The Power of Tech Stocks
The last few years have seen some fascinating development in the tech industry. The uptick in businesses turning to automation and increasing their presence online, both internally and externally, has seen the industry grow exponentially. This was true even before we all spent the last year working from home and so many businesses were forced to rely on programs like Zoom and Microsoft Teams to keep the lights on. It should come as no surprise then, that this industry has found itself squarely on the radar for many investment businesses looking for potential gems in 2021. Don’t just take my word for it, Pie Funds has been a regular player in the tech stocks game and through experience comes knowledge. The fund management company has built a strong strategy through active management for deciding where their investments are best directed in the rapidly changing times. Pie Funds Chief Investment Officer, Mark Devcich, has laid out a few key points that the company considers when looking to ‘hitch their wagon’ to a business through investing.
For example, Devcich touts the advantages of having a more personalised, hands-on method of trading tech stocks, claiming that utilising ‘active management’ is often preferable to using an automated ETF. He argues that this method is particularly necessary recently where there have been periods of volatility, where stock prices are rapidly fluctuating and opportunities to buy and sell come and go swiftly.

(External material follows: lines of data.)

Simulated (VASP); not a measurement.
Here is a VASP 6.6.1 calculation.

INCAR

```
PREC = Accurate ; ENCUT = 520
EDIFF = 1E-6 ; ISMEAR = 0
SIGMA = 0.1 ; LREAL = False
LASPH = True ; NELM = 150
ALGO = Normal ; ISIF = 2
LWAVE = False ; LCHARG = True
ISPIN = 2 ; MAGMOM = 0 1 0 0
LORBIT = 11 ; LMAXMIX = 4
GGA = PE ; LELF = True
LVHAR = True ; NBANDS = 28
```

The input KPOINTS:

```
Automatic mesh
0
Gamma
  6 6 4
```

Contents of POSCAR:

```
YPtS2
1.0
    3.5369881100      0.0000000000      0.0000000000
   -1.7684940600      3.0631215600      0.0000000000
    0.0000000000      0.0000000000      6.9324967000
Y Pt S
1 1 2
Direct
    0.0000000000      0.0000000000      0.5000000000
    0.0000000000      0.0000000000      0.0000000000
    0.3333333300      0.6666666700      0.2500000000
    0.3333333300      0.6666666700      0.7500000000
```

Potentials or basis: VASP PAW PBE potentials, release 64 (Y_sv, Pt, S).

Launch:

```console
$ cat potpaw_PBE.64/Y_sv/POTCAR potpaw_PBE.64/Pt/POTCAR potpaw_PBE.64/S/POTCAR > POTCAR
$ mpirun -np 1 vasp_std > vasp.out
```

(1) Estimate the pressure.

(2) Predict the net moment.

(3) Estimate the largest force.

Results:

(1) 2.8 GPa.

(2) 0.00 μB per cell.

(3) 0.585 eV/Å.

This volatility has inclined Pie Funds to be, as Devcich describes, “more selective” in where they are casting their net. “It often means we are trying to find the next Atlassian or Paypal and this takes us out of the US. However, we also see some of the dominant brands like Microsoft, Amazon, etc, as having large opportunities to invest, especially around cloud computing.”
Interestingly, Devcich singles out a noticeable trend in consumers shifting away from credit cards as a form of everyday transaction, and instead increasingly opting to pay for goods and services via BNPL (Buy Now, Pay Later) options, such as Afterpay. “We think the popularity will last”, argues Devcich, although he warns of committing too heavily to investment in this area as he believes eventually “there is likely to be consolidation in the industry as there does not need to be a plethora of providers.”
Despite all of those factors, what ultimately is most important for Devcich and Pie Funds is to evaluate what the individual business is bringing to the table, and he outlines a few key features of a business that could make them an appealing investment: “When looking at technology stocks, just like any business, we want a product that adds value to their customer, that they love using. Secondly, we want a large addressable market as growing companies can provide advantages such as being able to afford more talented employees, etc. Thirdly, we want A-grade management, preferably with skin in the game (invested in the company themselves) who we have confidence in creating a strong company culture.” It’s not exactly complicated stuff, but in the unpredictable world of stock trading, the little indicators are worth picking up on.